Fig.2 shows that all the samples of SPH suffered shear failure, but there were always vertical fractures originated from the cavity wall. It should also be noted, for all the visible vertical fractures originated from the cavity wall, that the vertical fractures did not originate from the roof or floor of the cavity, but from the sidewall of the cavity. As described in the previous Ref. [24] on rocks, these vertical tensile fractures originating from the sidewall can be referred to as the secondary tensile fractures. As shown in Fig.2, the secondary tensile fractures originated from the sidewall of the cavity of various sizes under each confining pressure.

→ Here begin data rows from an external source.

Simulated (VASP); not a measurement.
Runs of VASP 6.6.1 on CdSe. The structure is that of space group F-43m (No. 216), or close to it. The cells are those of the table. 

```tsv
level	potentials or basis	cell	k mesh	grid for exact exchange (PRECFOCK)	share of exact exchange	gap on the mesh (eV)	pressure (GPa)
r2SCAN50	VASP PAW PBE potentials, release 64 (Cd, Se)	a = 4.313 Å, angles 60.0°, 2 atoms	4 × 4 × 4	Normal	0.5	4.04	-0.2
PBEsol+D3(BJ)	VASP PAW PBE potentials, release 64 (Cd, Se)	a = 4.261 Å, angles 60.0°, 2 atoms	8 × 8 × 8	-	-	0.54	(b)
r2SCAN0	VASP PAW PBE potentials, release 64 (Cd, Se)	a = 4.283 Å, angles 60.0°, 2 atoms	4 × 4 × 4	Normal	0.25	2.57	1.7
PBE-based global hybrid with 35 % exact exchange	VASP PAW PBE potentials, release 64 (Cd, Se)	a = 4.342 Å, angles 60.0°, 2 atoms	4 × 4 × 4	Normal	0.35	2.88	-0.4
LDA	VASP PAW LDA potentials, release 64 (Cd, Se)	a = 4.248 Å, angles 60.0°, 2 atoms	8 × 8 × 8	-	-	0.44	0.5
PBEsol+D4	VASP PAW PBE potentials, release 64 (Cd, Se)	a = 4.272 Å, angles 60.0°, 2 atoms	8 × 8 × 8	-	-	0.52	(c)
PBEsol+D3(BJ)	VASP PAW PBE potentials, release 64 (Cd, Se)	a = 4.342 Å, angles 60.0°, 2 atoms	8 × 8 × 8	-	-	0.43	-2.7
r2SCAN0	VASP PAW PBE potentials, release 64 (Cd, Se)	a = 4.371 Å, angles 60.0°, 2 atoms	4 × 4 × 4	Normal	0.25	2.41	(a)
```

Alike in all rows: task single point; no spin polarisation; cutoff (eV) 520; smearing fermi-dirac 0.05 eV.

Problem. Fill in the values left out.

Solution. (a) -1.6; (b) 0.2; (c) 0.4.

As shown in Fig.2, there were also some vertical fractures generated from the shear fracture, but far away from the cavity, in several samples of SPH. These fractures must have originated during the propagation of the shear fractures, and this is great evidence that the shear fractures started from the sidewall failure because, for SPH, there was no residual stress in most of the samples. In other words, these vertical fractures generated from the shear fractures could not initiate after the shear fractures extended to the boundary of the sample. Moreover, if the pressurized liquid did not flow into these vertical fractures generated from the shear fractures but far away from the cavity, these fractures would be arrested by the influence of the confining pressure.
3.2 Comparison of the failure mechanisms
According to the failure modes of the sample and the results of the previous Refs. [13,23–28,39–41], the failure mechanisms of all types of the samples were analyzed as follows.
Fig.4 shows the schematic diagram of the failure mechanism of SPI under triaxial compression. The samples themselves had some defects, arising during the manufacturing process, such as pores or micro-cracks. According to the results of the previous Refs. [13,39–41], as the axial stress increases, the larger defects in the sample nucleate cracks firstly, and the cracks nucleated earlier grow along the direction of the maximum principal stress. However, the cracks nucleated earlier will stop extending because of the confinement of the confining pressure, and then the smaller defects nucleate new cracks as the axial stress continues increasing. When the shear stress ( ) reaches the ultimate shear stress of the sample, the defects in the shear band produce cracks spontaneously, leading to shear failure.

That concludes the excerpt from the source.